Release Date: March 04, 2014
On the one hand, Real Estate are annoying. I’m saying this to hurt their feelings; their music could use a little hurt. One of the most inoffensive rock bands of all time, their name halves another outfit’s far more stinging one (Sunny Day Real Estate), while their music is the Feelies minus the crazy rhythms, all velvet and no underground. In interviews, they’re careful not to expect too much: “We’re not trying to make the soundtrack to your summer,” bassist Alex Bleeker recently told us. Sometimes, they’re hesitant to even take responsibility for their own chord changes: “Nobody ever said out loud that that’s what we’re gonna do,” frontman Martin Courtney once told me, dissecting a track from their second album, 2011’s Days. “But it just, like, organically occurred.”
What’s great about Atlas, the quintet’s huge, intentional about-face of a third record, is that it most definitely didn’t organically occur. We already expected pastoral folk-rock with dewy thickets of guitar lines that ripple like a pond. But they’ve internalized the difference between relaxation and an aural shrug. You’ll swear you can hear crickets on “The Bend,” or that you can have four-minute sex to “Past Lives.” And yes, there are pop songs, too: No way “Talking Backwards” was born from some inverse Bon Iver cabin retreat in the rainforest. It’s so well-crafted you can smell the model airplane glue. But everyone expects that of the single, so check out the subsequent “April’s Song” instead, an instrumental that you’ll hum anyway. Courtney and his double-Ducktails-duty comrade Matt Mondanile would like us to believe that those guitars played themselves, but the truth is these guys have been listening to Luna’s Penthouse, or at least Rendezvous.
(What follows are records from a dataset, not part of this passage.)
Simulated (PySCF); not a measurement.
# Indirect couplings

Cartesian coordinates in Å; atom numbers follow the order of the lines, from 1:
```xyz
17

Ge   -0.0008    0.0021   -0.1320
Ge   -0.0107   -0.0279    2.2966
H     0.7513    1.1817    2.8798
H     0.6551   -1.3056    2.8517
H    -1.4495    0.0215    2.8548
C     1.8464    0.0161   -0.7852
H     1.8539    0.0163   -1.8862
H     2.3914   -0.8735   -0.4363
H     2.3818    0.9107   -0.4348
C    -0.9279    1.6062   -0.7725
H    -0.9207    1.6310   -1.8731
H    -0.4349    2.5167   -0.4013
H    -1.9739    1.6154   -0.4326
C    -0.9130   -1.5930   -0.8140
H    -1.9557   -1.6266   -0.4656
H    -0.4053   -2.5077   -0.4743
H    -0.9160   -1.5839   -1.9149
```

Days and the band’s 2009 self-titled debut were by no means unfriendly, but new songs like “Crime” and the Belle & Sebastian fakeout “Primitive” are proactive at hooking an audience these guys don’t like to admit is there, and acknowledging a musical lineage that goes beyond the humble “just do what we like” mentality: “Talking Backwards” has some Byrdsy twang, while “The Bend” is a samba blues. And the predictably sparkling production and close-miked drums always help songs whose most urgent struggles amount to “Or do I sound insincere / I’m just trying to make some sense of this / Before I lose another year.” Real Estate worry over being “easy” the way Best Coast’s Bethany Cosentino frets that she’s “crazy.” But there’s a welcome ardency and complexity to Atlas; the most insincere line on the record is, “All will be revealed.” Not if they can help it.